# TV and Varied Screen Formats Between Channels



## fractile (Mar 15, 2009)

I have a wide-screen display. A lot of broadcasts are still in the old 3x4 aspect ratio, I assume to keep people with this type of display happy, who may still be in the majority.

I had thought my display (Sony KDL-32XBR6) would automatically adjust and fill the screen the best it can (I have not found an adjustment in the on-screen menu).

An example of the problem is the recent Super Bowl game. The broadcast was in 3x4 ratio, yet the image was chopped off at the sides, so that only the right half of the scores at the top of the screen was visible.

Does anyone know what's going on here?

TIA
Vic


----------



## nholmes1 (Oct 7, 2010)

Are you using a cable/satellite box to get your programming or are you using the built in tuner? I didn't see any 4x3 content during the super bowl, the pre/post game had some 4x3 material but not the main game.

If you have a cable/satellite box, make sure the settings are correct for TV Type and resolution.

Give us some more details about your particular setup and we should be able to sort things out for you.


----------



## TypeA (Aug 14, 2010)

Also both your cable box and tv have different format settings, you can "fill" or "stretch", "crop" ect... Being more of a purists I dont recommend using anything other than normal, leaving the material to be displayed as it was received (this setting goes for all sources as well as the display). The loss of picture quality just isnt worth full screen, especially on larger displays. Bugs me that some channels put their logo sidebars in 4x3 broadcasts to create a 16x9 transmission, espn does it constantly and a couple of my local affiliates, unsightly and a waste of bandwidth if you ask me. All of the superbowl was in 16x9 hd for me, most all the commercials except occasional local affiliate commercials and such were hd also.


----------



## Ray3 (Feb 4, 2008)

In conjunction with the above two inputs, take a look inside the TV (and cable/Sat box) menus. There should be settings in each one that look like :
16:9
4:3
Full
Zoom

....the list may vary. Make sure they are both set to the same setting (or its equivalent). Generally, choosing "Full" will get you to the place you want to be, but you may need to experiment.


----------



## fractile (Mar 15, 2009)

The source is a DishNet tuner. I looked, and it's set to 1080i and 16x9. This is connected via HDMI to a Marantz SR8002 surround receiver. I think this passes the HDMI straight thru; I didn't see any picture adjustments, other than analog video up-conversion. The Sony display is connected with HDMI to this. The *HDTV* settings in there are *Wide Mode* Full, *Autowide* On, *4:3 Default* Off, *Display Area* Full Pixel. I thought about the *Autowide* being on, but I don't see how that would make the picture narrower :innocent: I checked; it didn't make a difference.
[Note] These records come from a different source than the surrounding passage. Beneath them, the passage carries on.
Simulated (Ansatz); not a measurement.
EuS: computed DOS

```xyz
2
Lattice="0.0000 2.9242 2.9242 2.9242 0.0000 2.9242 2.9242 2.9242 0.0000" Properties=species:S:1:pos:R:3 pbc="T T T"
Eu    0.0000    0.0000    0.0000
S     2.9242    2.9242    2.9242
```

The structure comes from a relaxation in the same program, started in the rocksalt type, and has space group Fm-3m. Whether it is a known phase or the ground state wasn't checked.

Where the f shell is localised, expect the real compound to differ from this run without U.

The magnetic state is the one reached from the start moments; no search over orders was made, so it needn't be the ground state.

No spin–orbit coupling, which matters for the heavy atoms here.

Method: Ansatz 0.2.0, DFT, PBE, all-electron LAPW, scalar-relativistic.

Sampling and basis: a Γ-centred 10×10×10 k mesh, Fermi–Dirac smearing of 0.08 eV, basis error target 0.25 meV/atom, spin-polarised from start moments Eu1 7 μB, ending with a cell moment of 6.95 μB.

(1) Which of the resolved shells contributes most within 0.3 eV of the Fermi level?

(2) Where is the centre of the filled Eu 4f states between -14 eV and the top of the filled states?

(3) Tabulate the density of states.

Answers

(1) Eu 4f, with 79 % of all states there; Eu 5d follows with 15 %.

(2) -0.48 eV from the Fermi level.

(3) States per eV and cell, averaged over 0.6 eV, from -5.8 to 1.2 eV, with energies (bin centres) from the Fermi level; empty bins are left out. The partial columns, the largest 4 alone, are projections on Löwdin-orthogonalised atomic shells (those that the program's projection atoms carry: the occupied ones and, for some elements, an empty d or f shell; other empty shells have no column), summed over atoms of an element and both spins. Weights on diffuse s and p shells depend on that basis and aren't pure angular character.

On checking, all of the channels display in a 4:3 ratio, with varied top to bottom screen-fill, whether it's SD or HD. All channels have 3.5" blank space on each side of the image. On HD channels this space is gray color, with SD it's black. I'm beginning to think it's the output of the Dish Network VIP211 tuner. Feeding the TV directly with HDMI from an OPPO DV-980H DVD player and SD DVD disk gives a full-screen image.

Maybe I should call Dishnet and ask them about the tuner I have?

V


----------



## nova (Apr 30, 2006)

Full Pixel displays the picture in its native resolution and is the setting I use on my Sony. If you are receiving an HD broadcast the picture should fill the entire display. If you are on an HD channel but the source material is not HD you will get the grey bars.
I tried to get the blank space on the sides of my display during an HD broadcast and no matter the settings the entire display is filled in. 
I'd suggest you try by-passing your receiver by connecting your Dish Network tuner directly to your display and see if you have the same issue.


----------



## fractile (Mar 15, 2009)

i used to have a direct HDMI connect to the TV Ok, I'll try a direct connection; I have only begun any critical examination. I used to have a direct HDMI to the TV witha splitter to the receiver.

I don't yet see [maybe it does] how that makes a difference if the Marantz already does a simple pass-thru on HDMI.

I'll try it; despite my current cable limit


----------



## fractile (Mar 15, 2009)

I don't recall a Full Pixel setting, but i can dig native format; gotta see it as a monitor of what is presented, I mean if you are interested or a production house.


----------



## fractile (Mar 15, 2009)

Sorry; Full Pixel is ON in here


----------



## nova (Apr 30, 2006)

A direct HDMI connection to the TV may not make one bit of difference but it will eliminate or confirm the Marantz as the culprit. It's also a free, quick and easy test.


----------



## fractile (Mar 15, 2009)

What I wonder about is the dishnet receiver.


----------



## nova (Apr 30, 2006)

Really not a lot to set on the Dish receiver: 
TV Type = 1080i
Aspect Ratio = 16x9

and your display:
Wide Mode = Full Pixel
Auto Wide = Off
4:3 Default = Off

if so, perhaps a call to Dish Network is in order.


----------



## nholmes1 (Oct 7, 2010)

What marantz receiver are you using? Some do have conversion and settings for format associated with the conversion.


----------



## Ray3 (Feb 4, 2008)

Actually, opening the manuals for the Dish and TV and seeing what the descriptions are for the settings might be a good step to take. Same word = different meanings can cause problems.


----------



## fractile (Mar 15, 2009)

I called tech support at DishNet and got informed of the *** (</FORMAT) button on the remote. Cycling thru that would correct the HD image, but affected SD channels, distorting the image. The tech then had me unplug the receiver for 15 seconds, during which time I assume he reconfigured my account at his end, to get consistent 'behavior'. SD broadcasts are now 4x3 with full vertical screen-fill and HD is 16x9. Overall, the images look sharper and more consistent, whatever the format, across all channels.

I did check bypassing the Marantz and also the active HDMI splitter, first, with no effect. This all helped me remember that good troubleshooting should be complete and test everything involved, not just what one might assume; and links that may be overlooked, like that active HDMI splitter. Thanks for the help, everyone.

V


----------